The Joy of Halloween

The Joy of Halloween

“What are you gonna be for Halloween?”

That was one of my favorite questions growing up.  Sometimes it was a conversation with the kids at school.  Other times it was a question from my mother, wanting to figure out if she could get away with buying a boxed costume (the kind with the full-face hard plastic mask held on with a rubber band) or if I’d be begging her to sew something for me.

The question wasn’t “what kind of a costume do you want?” or “what do you want to dress up as?”  It was “what do you want to be?”  I was a thoroughly rational kid in a thoroughly Christian environment, but even I could see there was magic in Halloween.  It was the one time of year when I could be anything I could imagine, including things my thoroughly rational self was sure couldn’t exist.

I lived in a rather rural area – on Halloween we’d go to my cousin’s house in town and I’d follow him around the block.  When someone would ask about the unfamiliar kid, he’d say “this is my cousin John – he doesn’t have a neighborhood.”  I had a great candy carrier – a coffee can with a rope for a handle.  Someone (probably my mother) painted it black and decorated it with ghosts and pumpkins.

I liked the candy – I still do (a little too much).  But what made Halloween so much fun was walking around, house to house, in the dark, dressed up like a vampire or a ghost or a vampire or, well, a vampire (sensing a theme here?).  For one evening, I could be and do something very different from my usual life.

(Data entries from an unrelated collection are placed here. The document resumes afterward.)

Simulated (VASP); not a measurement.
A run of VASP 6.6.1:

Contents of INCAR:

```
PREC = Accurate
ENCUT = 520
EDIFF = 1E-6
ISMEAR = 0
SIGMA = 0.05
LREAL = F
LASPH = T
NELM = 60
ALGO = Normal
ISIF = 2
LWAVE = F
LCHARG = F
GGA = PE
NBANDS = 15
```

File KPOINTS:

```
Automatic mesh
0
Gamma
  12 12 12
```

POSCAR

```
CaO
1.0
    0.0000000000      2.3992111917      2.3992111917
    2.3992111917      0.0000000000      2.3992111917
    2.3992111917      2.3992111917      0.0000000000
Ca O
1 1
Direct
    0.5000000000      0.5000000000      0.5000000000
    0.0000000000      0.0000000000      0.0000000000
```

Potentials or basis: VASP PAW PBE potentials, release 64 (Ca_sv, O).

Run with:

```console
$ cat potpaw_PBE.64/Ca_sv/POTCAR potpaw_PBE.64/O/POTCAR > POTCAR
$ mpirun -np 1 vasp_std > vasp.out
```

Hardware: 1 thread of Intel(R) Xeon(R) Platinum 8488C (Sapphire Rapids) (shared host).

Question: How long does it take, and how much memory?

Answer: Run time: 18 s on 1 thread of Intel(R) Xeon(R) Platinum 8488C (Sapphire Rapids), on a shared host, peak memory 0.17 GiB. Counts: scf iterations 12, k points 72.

Even in this thoroughly Christian environment, there was no religious backlash against Halloween.  Mainly it was fun for the kids.  Although I can’t remember anyone ever waxing philosophical about Halloween, I think at some level most people understood the need for occasional social inversion and the need to explore the things that scare us.  It saddens me to see Halloween cut back because of religious killjoys or paranoid parents.

Cathy and I don’t have children, but on Halloween night we’ll have our porch light on and the candy bowl ready.  Most years I’ll carve a pumpkin, and if the weather is nice I’ll open a window and play scary music.  It’s the least I can do to keep a tradition alive that meant so much to me as a kid.

In recent years Halloween has become more “adult” – in both senses of the term.  We may not be kids anymore, but we still need a chance to be something different and a chance to play.  I still love Halloween, and although I continue to turn down invitations from my cosplaying friends, I did dress for the True Blood party at Between the Worlds last year.  As for the other meaning of “adult,” if Halloween is the only time you feel comfortable exploring certain sides of your sexuality, by all means indulge.

But please, in the name of Artemis, don’t tart up your tweens.  They’ll have plenty of time to explore their sexuality later on – and they will, whether you want them to or not.  Hopefully you’ll have taught them to do so responsibly and respectfully, in a shame-free and positive body image way.  Let Halloween be a time of simple fun, of exploring the things that scare us, and of being someone or something else for a night.

As for me, I’ll be giving out candy, then waiting up for the Great Pumpkin.  There’s a pumpkin patch nearby I hear is very sincere.